THE BOOK OF ME, WRITTEN BY YOU 4: SUMMER MEMORIES


I'm taking  part in a meme started by Julie Goucher of Anglers Rest. Using
prompts from "The Book of Me, Written By You" I'm leaving my memories
of my life for present and future relatives. This week's prompt is:
 Favourite Season (s)

Why?
A Happy Memory.

I live in New England. Weather can change in a few minutes, and sometimes we
feel like we are having two or three seasons in one day. As I've grown older I've started
paying more attention to the weather and appreciate the part it plays in my life. But
if I have to pick a favorite season it would have to be Summer and the memories
attached to it.

I don't have many from my early childhood; my Summer memories start about the
time I was 8 years old, after we'd moved from Malden to Dorchester: playing wiffleball
in the alley between two triple decker apartment buildings or "Three Flies Out" bouncing
a pinkie ball off the cement steps of one of those buildings. (Cement gave you a better
bounce than wood steps.) Other times we'd flip baseball cards, or if it was raining I'd
play the "All Star Baseball" box game with Barry Solomon.  We'd walk to the store and
buy baseball cards, comic books, and penny candy. Summer evenings we'd wait for
Westy the Ice Cream Man to come around. He'd have the kids guess the "magic number"
and if you were right, you won a free ice cream. I liked the "drumstick" cones.
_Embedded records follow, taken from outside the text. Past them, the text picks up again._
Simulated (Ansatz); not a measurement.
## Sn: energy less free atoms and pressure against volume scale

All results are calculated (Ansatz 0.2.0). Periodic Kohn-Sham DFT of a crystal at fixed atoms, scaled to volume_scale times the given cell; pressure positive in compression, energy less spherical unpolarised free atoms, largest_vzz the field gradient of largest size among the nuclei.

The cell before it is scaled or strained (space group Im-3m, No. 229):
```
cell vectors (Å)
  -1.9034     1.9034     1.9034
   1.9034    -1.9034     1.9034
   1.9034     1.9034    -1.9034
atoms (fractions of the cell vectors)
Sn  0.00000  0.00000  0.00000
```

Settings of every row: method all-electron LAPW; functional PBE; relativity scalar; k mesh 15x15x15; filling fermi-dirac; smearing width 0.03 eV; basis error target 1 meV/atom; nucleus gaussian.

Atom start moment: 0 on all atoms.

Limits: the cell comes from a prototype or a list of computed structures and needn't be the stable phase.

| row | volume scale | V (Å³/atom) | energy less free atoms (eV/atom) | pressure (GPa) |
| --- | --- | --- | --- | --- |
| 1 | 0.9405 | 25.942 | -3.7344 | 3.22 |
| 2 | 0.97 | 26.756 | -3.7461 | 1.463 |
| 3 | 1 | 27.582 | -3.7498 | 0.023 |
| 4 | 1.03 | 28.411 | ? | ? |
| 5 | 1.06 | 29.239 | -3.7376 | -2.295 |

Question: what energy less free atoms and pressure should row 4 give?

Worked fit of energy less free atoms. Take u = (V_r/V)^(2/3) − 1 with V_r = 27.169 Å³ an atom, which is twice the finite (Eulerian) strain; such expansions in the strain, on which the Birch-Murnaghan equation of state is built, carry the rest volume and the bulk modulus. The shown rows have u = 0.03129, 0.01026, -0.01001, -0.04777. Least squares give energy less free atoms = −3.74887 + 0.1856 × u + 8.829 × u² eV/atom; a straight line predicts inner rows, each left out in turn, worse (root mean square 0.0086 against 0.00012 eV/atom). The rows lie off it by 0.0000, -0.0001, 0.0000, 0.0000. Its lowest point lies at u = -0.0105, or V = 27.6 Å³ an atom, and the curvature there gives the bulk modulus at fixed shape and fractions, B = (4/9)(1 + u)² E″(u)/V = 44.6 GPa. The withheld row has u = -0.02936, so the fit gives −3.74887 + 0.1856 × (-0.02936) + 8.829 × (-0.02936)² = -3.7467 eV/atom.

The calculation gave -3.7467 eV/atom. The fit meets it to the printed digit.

And when all else failed, there were three branches of the Boston Public Library for me
to visit and take out books, and I used all three. I had a paper route and I used my
newspaper bag when I'd go so I could carry some of the books in it while I started
reading one of the books while I walked. I'd visit  the three libraries once a week and
check out thee to six books from each, then have them read and returned in a week so
I could check out more.

Summer also meant visits to our cousin's cottage at Houghs Neck and the occasional
picnic at some state park whose name I can't recall. When the nights were really hot
our parents would take us down to park along the seawall at Wollaston Beach where'd
we sleep in the car until dad drove us home after midnight. And there were the trips
"up home" to Maine and New Hampshire to vist Dad's family.

We left Boston for Abington, a town to the south of the city, before I entered my
sophomore year in high school. Wiffle ball was now played in Paul Conant's backyard
instead of in the street. There was only one small library back then and  I spent afternoons
mowing the small front lawn and large backyard. We still didn't have air conditioning but
now the beach we visited at night was in Marshfield or Plymouth.

When I was in college I spent three of my summers as a camp counselor in Brewster down
on Cape Cod.  I wasn't a dorm student at school, so Camp Mitton was where I did the things I wouldn't dare do at home: it was where I first drank enough beer to pass out, and where I tried smoking pot. I disappointed my fellow counselors because pot didn't really seem to have much effect on me. I twas the late 1960's-early 1970's and whenever I hear some of the songs from that era I remember those camp days.

As I grew older I did what everyone else does:I got a job and Summers were just like any
other time of the year:I worked and if I was lucky I got a vacation, depending on where I
was working and how long I was working there. Summer as an adult does not hold any
of the sort of memories I have from my younger years.

Now I'm a "senior citizen" and retired, so I'm able to enjoy the warm weather and longer
hours of sunshine again.

Who knows? Maybe now I'll make some more Summer memories, 

2 comments:

my Heritage Happens said...

Keep enjoying those summer and make more memories, you have the time! Enjoyed your post Bill!

Kristin said...

I remember drumsticks. My favorites were eskimo pies. Maybe I should have been a camp counselor. I lived at home during college and had to put all those wild experiences on hold until I graduated and moved to my own place.